On Monday, April 22nd at 7PM at Paragraph: Workspace for Writers, editors Karen Braziller, Nancy Rawlinson and Alexandra Shelley held an editor roundtable discussion about their work.
Karen Braziller’s primary experience is as an acquisitions editor at S&S, Dutton, and elsewhere, and as the editorial director of Persea Books, a literary house she co-founded. She has worked closely with numerous authors, from conception to published book—among them, Oscar Hijuelos, Joyce Carol Oates, Meg Kearney, Pablo Medina, Thylias Moss, Gary Soto, and Alan Ziegler. In 2008, she began a prose workshop, adapting her one-on-one experience to the group format while aiming for the same goal: a publishable manuscript that realizes the writer’s vision. In the workshop’s five years, ten books have been published or are under contract.

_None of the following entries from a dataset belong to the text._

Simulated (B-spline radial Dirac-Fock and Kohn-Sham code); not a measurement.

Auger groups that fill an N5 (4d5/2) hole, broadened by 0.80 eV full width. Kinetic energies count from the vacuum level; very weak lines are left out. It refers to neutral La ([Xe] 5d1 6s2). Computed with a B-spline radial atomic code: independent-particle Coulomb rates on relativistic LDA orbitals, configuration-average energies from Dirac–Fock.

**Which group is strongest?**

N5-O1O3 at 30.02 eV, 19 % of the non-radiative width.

Nancy Rawlinson is an independent editor, teacher, and creative coach with over ten years of experience. She works with both fiction and nonfiction writers to help them complete manuscripts, move past their inner blocks, and achieve publication. She has worked as an editor at Madison magazine, Publisher’s Weekly, and Guernica: A Magazine of Art and Politics. Nancy also runs her own independent workshops in New York City. As a writer, Nancy has been awarded residencies and fellowships from the Byrdcliffe Arts Colony, the Ragdale Foundation, Atlantic Center for the Arts, and the Jentel Artist Residency Program. Her website is www.nancyrawlinson.com.
Alexandra Shelley, a book editor for 20 years, is former deputy editorial director at Bridge Works Publishing. She now works independently with authors, mainly on novels and narrative non-fiction. Among the best-selling books she’s worked on recently are Kathryn Stockett’s THE HELP and Emily Giffin’s WHERE WE BELONG. She also teaches fiction workshops at The New School and in her living room. She edits about 30 books a year, which is why she can be found staring moodily at the Paragraph coffeemaker trying to remember that she’s in the kitchen not on a drought-stricken Australian sheep farm or a packet ship crossing the Atlantic.